‘This order is remarkable’: DOJ urges SCOTUS to stop judge from forcing Trump to return wrongfully deported father who had protected legal status

Inset: President-elect Donald Trump on “Meet the Press” Sunday, Dec. 8, 2024 (NBC News/YouTube). Background: Immigration records for Kilmar Abrego Garcia (WTTG/YouTube).

Inset: President-elect Donald Trump on “Meet the Press” Sunday, Dec. 8, 2024 (NBC News/YouTube). Background: Immigration records for Kilmar Abrego Garcia (WTTG/YouTube).

Chief Justice John Roberts has paused a Monday deadline for the Trump administration to return a protected Maryland resident who was mistakenly sent to El Salvador as part of President Donald Trump’s deportations of Venezuelan migrants back to the United States through a judge’s order after the Justice Department urged the U.S. Supreme Court to do so.

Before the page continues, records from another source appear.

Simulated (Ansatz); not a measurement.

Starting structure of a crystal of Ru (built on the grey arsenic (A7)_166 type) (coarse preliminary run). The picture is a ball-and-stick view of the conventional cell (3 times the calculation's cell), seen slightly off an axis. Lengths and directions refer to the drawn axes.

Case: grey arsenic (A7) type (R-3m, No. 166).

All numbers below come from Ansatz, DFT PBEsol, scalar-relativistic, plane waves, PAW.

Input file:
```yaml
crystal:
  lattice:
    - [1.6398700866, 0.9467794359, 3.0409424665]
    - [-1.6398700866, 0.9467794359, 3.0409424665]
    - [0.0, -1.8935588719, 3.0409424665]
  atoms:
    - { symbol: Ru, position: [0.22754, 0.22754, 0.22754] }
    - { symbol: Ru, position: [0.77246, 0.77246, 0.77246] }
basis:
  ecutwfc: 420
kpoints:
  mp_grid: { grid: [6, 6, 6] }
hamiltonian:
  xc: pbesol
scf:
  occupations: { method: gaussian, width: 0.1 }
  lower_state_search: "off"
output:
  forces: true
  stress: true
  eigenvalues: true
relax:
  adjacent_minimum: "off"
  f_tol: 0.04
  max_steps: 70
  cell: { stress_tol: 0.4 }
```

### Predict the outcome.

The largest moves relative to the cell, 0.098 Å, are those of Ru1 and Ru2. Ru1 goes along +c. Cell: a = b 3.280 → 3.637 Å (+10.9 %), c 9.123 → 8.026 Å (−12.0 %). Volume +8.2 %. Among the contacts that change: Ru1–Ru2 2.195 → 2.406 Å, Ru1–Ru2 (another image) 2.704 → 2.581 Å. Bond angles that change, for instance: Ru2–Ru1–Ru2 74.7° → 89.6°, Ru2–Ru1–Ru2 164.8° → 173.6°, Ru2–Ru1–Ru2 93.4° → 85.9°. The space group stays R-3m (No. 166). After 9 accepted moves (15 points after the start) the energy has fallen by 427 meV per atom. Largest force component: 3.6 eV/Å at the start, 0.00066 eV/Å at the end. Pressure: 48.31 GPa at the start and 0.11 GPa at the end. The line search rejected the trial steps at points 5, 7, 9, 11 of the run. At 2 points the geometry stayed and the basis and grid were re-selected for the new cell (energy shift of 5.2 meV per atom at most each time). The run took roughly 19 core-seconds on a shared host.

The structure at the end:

Issuing an order on Monday afternoon, Roberts temporarily halted a preliminary injunction in which U.S. District Judge Paula Xinis gave the DOJ just over three days to facilitate bringing Kilmar Abrego Garcia back to the country, referring to his deportation as “an illegal act” in her order. The 29-year-old was sent to El Salvador on March 15 in error as part of Trump’s proclamation invoking the Alien Enemies Act of 1798 to rush through mass deportations, which have since been blocked by a federal judge, without providing due process to those being flown out of the country.

Abrego Garcia was in the U.S. with protected legal status at the time of his deportation. His wife and 5-year-old child are both U.S. citizens. The DOJ admitted to the lower court on Friday that his deportation was an “administrative error,” leading to the suspension of a 15-year DOJ vet who made the public confession.